To tell the story of Irish Blue Limestone you need to go back about 370 million years. Obviously at that time Ireland was not the green countryside which everyone is now familiar with in the guide books, but rather part of the floor of a shallow inlet of the sea. This inlet lay on the southern edge of a large landmass which included the present day North America, Europe and Asia and was about 5 degrees North of the equator.
During this long geological history the Dinantian sediments changed from soft unconsolidated muds into the limestone beds that underlie much of the central part of Ireland.
All over Ireland ancient monuments can be found from early pre-christian tombs to Christian celtic stone crosses. The uniformity of this stone, and the potential to split out thin slabs of consistent thickness, made this material attractive to the early stone masons.By the middle of the 19th century almost every village on the outcrop of this limestone had a small quarry that was worked to provide building stone for the local population.

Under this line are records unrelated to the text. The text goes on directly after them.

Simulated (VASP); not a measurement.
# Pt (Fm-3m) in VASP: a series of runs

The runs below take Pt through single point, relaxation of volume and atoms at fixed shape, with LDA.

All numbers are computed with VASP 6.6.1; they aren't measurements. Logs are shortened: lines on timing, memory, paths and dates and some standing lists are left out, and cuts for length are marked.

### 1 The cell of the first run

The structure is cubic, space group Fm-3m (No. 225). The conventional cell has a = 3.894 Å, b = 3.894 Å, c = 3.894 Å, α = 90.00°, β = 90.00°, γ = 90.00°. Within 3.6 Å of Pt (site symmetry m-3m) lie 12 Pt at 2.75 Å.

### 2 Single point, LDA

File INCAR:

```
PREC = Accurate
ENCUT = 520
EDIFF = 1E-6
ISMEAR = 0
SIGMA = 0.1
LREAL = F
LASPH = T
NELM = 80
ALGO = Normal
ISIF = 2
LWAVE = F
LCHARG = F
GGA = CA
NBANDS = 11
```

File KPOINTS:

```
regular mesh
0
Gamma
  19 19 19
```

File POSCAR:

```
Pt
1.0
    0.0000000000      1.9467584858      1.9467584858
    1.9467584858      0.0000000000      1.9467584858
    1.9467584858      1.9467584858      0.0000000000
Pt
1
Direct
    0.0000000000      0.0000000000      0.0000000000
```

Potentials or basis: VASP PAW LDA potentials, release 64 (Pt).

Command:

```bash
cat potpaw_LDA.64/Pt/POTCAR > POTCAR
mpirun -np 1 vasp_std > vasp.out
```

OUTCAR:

Irish Blue Limestone is available in four different grades. The highest grade is monumental stone. This is a very uniform limestone with few surface imperfections. These properties make it ideal for carving and limestone of this class can hold very fine detail when used in sculpture, headstones, plaques, or ornamental features. The stone will develop a deep lustrous polish.
Class A limestone is used for building or restoration work whereas Class B limestone is normally used for cladding and ashlar work in the building industry. The Carboniferous Period left much of the island of Ireland covered by limestones. Over 2,000 years of use as a building material has established their durability. Irish Blue Limestone has been used for centuries as the material of choice for the construction of prestige buildings. It can be worked to provide colours that range from deep blue black to subtle blue grey and surface textures ranging from silky smooth to positively aggressive. In the hands of a skilled architect, designer or mason the combination of colours and textures can bring the most mundane structure to life or produce stunning variations with the interplay between light and texture.